Nevertheless, after Amiens had been lost, Henry had sent Fonquerolles on a special mission to England, asking Elizabeth’s assistance in the siege for its recovery, and offering that she should keep Calais as a pledge for expenses thus incurred, on the same terms as those on which she held the Brill and Flushing in the Netherlands. This proposal, however, to make a considerable campaign in Picardy, and to be indemnified by Henry for her trouble with the pledge of a city which was not his property, did not seem tempting to Elizabeth: The mission of Fonquerolles was fruitless, as might have been supposed. Nothing certainly in the queen’s attitude, up to that moment, could induce the supposition that she would help to reduce Amiens for the sake of the privilege of conquering Calais if she could.
So soon as her refusal was made certain, Henry dropped the mask. Buzanval, the regular French envoy at the Hague—even while amazing the States by rebukes for their short-comings in the field and by demands for immediate co-operation in the king’s campaign, when the king was doing nothing but besiege Amiens—astonished the republican statesmen still further by telling them—that his master was listening seriously to the pope’s secret offers.

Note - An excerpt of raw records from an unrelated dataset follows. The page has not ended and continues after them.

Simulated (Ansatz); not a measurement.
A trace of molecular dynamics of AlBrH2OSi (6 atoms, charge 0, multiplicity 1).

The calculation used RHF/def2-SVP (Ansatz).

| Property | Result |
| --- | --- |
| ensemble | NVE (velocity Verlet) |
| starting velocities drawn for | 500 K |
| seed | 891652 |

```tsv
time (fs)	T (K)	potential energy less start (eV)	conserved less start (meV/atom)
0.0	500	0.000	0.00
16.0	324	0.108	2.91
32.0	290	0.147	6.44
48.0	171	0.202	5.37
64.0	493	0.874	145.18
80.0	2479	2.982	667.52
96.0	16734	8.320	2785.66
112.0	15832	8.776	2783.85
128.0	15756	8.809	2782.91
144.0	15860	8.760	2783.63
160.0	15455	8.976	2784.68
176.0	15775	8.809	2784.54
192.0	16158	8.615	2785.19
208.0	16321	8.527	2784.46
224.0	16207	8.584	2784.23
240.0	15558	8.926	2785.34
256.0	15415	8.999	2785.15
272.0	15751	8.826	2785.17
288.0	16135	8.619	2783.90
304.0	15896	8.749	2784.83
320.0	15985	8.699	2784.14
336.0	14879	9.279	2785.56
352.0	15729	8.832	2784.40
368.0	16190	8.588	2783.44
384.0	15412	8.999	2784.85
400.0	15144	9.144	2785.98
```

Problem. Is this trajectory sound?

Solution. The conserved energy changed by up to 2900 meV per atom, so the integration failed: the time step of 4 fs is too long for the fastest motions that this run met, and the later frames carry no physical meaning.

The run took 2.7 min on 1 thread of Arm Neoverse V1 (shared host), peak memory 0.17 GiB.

His Holiness had assured the king, through the legate at Paris, that he could easily bring about a peace between him and Philip, if Henry would agree to make it alone, and he would so manage it that the king’s name should not be mixed up with the negotiations, and that he should not appear as seeking for peace. It was to be considered however—so Henry’s envoy intimated both at Greenwich and the Hague—that if the king should accept the pope’s intervention he would be obliged to exclude from a share in it the queen and all others not of the Catholic religion, and it was feared that the same necessity which had compelled him to listen to these overtures would force him still further in the same path. He dreaded lest, between peace and war, he might fall into a position in which the law would be dictated to him either by the enemy or by those who had undertaken to help him out of danger.
Much more information to this effect did Buzanval communicate to the States on the authority of a private letter from the king, telling him of the ill-success of the mission of Fonquerolles. That diplomatist had brought back nothing from England, it appeared, save excuses, general phrases, and many references to the troubles in Ireland and to the danger of a new Spanish Armada.
It was now for the first time, moreover, that the States learned how they had been duped both by England and France in the matter of the League. To their surprise they were informed that while they were themselves furnishing four thousand men, according to the contract signed by the three powers, the queen had in reality only agreed to contribute two thousand soldiers, and these only for four months’ service, within a very strict territorial limit, and under promise of immediate reimbursement of the expenses thus incurred.